Assembling Arrays in Visual Notebooks
Combine data from multiple columns into a single column of type Array, consisting of an ordered list.
Arrays in Visual Notebooks can contain the following combinations of data types:
- Strings, numeric (i.e., double, integer, long), timestamp and Boolean (Note: all data is converted to string)
- Multiple arrays
If an Array consists entirely of numeric values, it will be labeled as type Vector.
Data analysis often involves a large number of concurrent mathematical operations on structured data (i.e., stored in a database and indexable by row and column). Matrix algebra is most commonly used to perform these operations efficiently. Arrays are equivalent to row vectors, and they complement the efficient column operations built into Visual Notebooks. Several transformations are provided for manipulating Arrays, including creating Arrays, extracting values from Arrays and disassembling Arrays.
Configuration

Configuration sidebar
| Field | Description |
|---|---|
| Name (default=none) | Name of the node - A user-specified node name, displayed in the canvas and in the dataframe as a tab. |
| Output Column Name Required | Output column name for the new Array column - Enter a name for the column containing the Array to be created. |
Drop Original Column(s) (default=On) | Toggle to drop or keep the original column - Leave the switch on to delete the original columns used to form the new Array. Except for the column names, column data is preserved in the new Array column. Toggle the switch off to keep the original columns. |
| Select Columns to Combine Required | Columns to combine to form a new Array column - Each column occupies a specific position in the Array. Columns are assembled from left to right based on ordering in the input dataframe. |
Node Inputs/Outputs
| Input | A Visual Notebooks dataframe |
|---|---|
| Output | A dataframe with at least one Array column and a column of labels |

Figure 1: Example dataframe output
Examples
The data shown in Figure 2 is used in the following example. It contains operating data for a number of gas turbine powered generators, including temperatures, pressures, speed, and output power components. We would like to group related columns into Arrays as follows:
Temperatures
- Inlet Temperature
- Combustion Temperature
- Exhaust 1 Temperature
- Exhaust 2 Temperature
Pressures
- Inlet Pressure
- Combustion Pressure
- Interstage Pressure
Speed
- Input RPM
Power Components
- Output Voltage
- Output Current
The first example demonstrates how to create a single Array from a group of columns. The second example demonstrates how to create a nested Array from multiple Arrays, each created with a unique group of columns.
The example data is available in the Visual Notebooks sample datasets.

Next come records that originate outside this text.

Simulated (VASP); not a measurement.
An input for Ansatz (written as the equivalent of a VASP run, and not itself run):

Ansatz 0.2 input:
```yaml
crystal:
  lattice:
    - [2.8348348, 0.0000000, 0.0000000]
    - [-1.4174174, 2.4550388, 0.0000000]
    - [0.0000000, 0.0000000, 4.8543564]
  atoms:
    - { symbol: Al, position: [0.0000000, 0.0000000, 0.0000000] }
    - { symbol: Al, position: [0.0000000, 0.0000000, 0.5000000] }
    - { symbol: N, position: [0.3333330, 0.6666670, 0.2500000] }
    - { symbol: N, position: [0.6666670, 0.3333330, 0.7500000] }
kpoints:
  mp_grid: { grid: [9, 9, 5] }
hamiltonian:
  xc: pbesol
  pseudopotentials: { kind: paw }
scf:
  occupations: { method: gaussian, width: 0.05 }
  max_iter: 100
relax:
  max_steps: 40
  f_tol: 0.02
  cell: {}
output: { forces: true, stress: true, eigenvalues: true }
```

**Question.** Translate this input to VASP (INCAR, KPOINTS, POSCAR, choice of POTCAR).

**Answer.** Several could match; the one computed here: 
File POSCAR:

Figure 2: Example input data
Example 1 - Assemble simple Array from Temperature fields
In this example, we create an Array from the temperature columns.
- For simplicity, let's first drop all columns except the four temperature columns: Inlet_Temp, Comb_Temp, Exhaust_1_Temp, and Exhaust_2_Temp. Connect a Select or Drop Columns node to an existing node. In this case, it is connected to a CSV node with the example data provided.
- Ensure Select Columns to Keep is selected for Selection Method.
- In Select Columns to Combine check Select specific columns and add the four temperature columns. Click Run.
- Connect an Assemble Array node to the Select or Drop Columns node.
- Enter
Tempsfor Output Column Name. - Toggle Drop Original Columns to off.
- In Select Columns to Combine check Select specific columns and check Select all. Click Run.
After running the node, the new "Array" column can be found as the fifth column, which is shown in Figure 3. Note that the node has two output ports: "Dataset" and "Labels". "Dataset" is the dataframe output, while "Labels" is a list of the column names used to create the Array. Labels are useful when the original columns are dropped, and you need to preserve their names to identify entries in the Array.

Figure 3: Assembling a simple Array
Example 2 - Nested Arrays
Returning to the original dataset, we now create the four simple Array columns: Temps, Pressures, Speed, and Power_Comp in multiple Assemble Array nodes. We demonstrate combining the columns by adding a single Assemble Array node, after the four simple Array column nodes, called "Parameters". See Figure 5 for a sample setup of the workspace.
- Connect an Assemble Array node to a CSV node with the example data provided.
- Enter
Combine Tempsfor Name, andTempsfor Output Column Name. - Ensure Drop Original Columns is toggled on.
- In Select Columns to Combine check Specific columns and add the four temperature columns: Inlet_Temp, Comb_Temp, Exhaust_1_Temp, and Exhaust_2_Temp. Click Run.
- Connect a new Assemble Array node to the output of the Combine Temp Fields (Assemble Array) node.
- Repeat Steps 2-5, creating
Combine Pressures,Speed, andCombine Power_Compnodes, with column groupings and output column names provided at the beginning of the examples section. You should have four Assemble Array nodes connected in series, with the output dataframe as shown in Figure 4. - Connect a new Assemble Array node to the last node, and combine all columns into a new Array called
Parameters. The node name should beAssemble all into Parameters.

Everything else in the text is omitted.